28 DAYS OF LOVE SONGS
Talk about a dude on the prowl – this whole song is just saturated with horniness. The singer of this song hasn’t got any particular woman in mind, although -- as he mentions in verse two -- he needs a fifty-foot woman to wrap his love around; that’s how big his “love” is. I’m laughing, but oh, I’m feeling the love, too.
This was the Super Group that never really made it—John Hiatt and Ry Cooder on guitar, Nick Lowe playing bass, and Jim Keltner on the drums, with everyone trading off on vocals and sharing songwriting duties. (You who know my proclivities can see already where this is going.) They should have been
Take that deliciously retarded tempo, the whomping drums and thrusting bass line, and Cooder’s plangent Dobro whining like power lines vibrating in the wind—well, it’s a pretty sexy track indeed. It’s all about superlatives – “I need love as big as an ocean / I need love that can't be crossed / A love in perpetual motion / I need a love that won't get lost” – he’s just bursting with it, isn’t he?
The line that really gets me is this: “I need a love gonna lift me up to that drinking fountain / Just like my Daddy did in my younger days.” There’s something surprisingly tender there, which somehow I ascribe to John Hiatt. (Me and Hiatt and Hiatt’s daddy – oh, we go way back.) Suddenly this guy is interesting.
“Now is this love / Gonna get up off the ground / Is this love gonna get up off the ground,” Hiatt wails and moans. Really, ladies, we ought to help this poor schmuck with his burden of desire. After all, he’s, well, big, and girls, isn’t that what we want?
And dig how he humanizes himself in the third verse: “I never did just a little drinking / I could drink the Milky Way.” This line plunges deep for me -- knowing as I do that both Hiatt and Lowe are reformed alcoholics who bonded in the making of Hiatt’s Bring the Family (dig the cover image of John drinking coffee, the AA beverage of choice). “Think small and your heart starts shrinking,” Hiatt bravely declaims, and with one fell swoop, I am seduced. Who cares how “big” this guy is; his heart is big, and for a woman, that’s what really matters.
5 comments:
Good choice, I really like that album.
I guess you passed on "Solar Sex Panel"..... ;)
Just saving it for a rainy day. :D
I have to admit, every time I listen to this album, I ponder who wrote which line. I have to credit most of the sex puns to Nick Lowe, but "Solar Sex Panel" seems pure Ry Cooder to me.

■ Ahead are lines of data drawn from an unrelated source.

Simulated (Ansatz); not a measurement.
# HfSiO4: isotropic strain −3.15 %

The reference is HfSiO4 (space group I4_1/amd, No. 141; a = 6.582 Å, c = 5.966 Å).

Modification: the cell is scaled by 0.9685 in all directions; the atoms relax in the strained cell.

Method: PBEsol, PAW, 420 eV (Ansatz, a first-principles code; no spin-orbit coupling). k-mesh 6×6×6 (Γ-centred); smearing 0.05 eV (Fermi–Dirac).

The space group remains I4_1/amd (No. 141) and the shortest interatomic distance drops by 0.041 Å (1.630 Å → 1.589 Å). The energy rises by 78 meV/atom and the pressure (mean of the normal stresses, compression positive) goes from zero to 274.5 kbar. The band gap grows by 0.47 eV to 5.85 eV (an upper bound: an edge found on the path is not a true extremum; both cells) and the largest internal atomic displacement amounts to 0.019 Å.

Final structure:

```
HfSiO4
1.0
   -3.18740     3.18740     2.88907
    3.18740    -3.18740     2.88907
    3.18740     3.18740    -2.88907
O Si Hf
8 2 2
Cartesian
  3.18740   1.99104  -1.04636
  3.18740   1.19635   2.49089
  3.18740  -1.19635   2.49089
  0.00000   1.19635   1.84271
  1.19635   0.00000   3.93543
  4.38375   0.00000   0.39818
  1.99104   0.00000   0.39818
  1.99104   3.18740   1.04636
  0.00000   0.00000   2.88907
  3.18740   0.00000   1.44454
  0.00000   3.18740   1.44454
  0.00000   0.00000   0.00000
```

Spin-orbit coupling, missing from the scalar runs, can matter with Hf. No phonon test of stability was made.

I had the great good fortune to see Little Village play at the Pantages Theater in Hollywood. It was a remarkable show. They played more than three hours, with lots of stuff from Nick's and John's solo albums, as well as almost every song from the Little Village album. After their fourth (!) encore, "Across the Borderline," they told the crowd, "We don't know any more songs!" Ironically, the one song from their own album they didn't play was my favorite, and my most favorite of all Hiatt songs, the wonderfully titled "Don't Think About Her When You're Trying to Drive." To make up for it, though, they did a very, very long version of your selection for today.
I'd been waiting for a Nick Lowe-related entry to mention that I finally got to see his entire "Austin City Limits" appearance. Very enjoyable, with a brand new song called "I Read a Lot" that I hope ends up on an album soon. If you haven't seen it, it's worth a visit to YouTube.
Lucky you, to have seen Little Village! I've seen them all separately, but missed the combination act, to my eternal regret. Thanks for your memories. ("Don't know any more songs," yeah, right.)
I did see the ACL with Nick, and pored over the full interview on line. It was magnificent, wasn't it? Though not enough Nick -- there's never enough Nick for me.
Don't worry about the shortage of Nick Lowe posts; next month he turns 60 and I'm thinking a monthlong celebration may be in order...
I'm a total Hiatt freak. I wish I'd caught Little Village back in the day.
I think the reason the super group didn't make it is because of egos, kinda like this songs title (Big Love).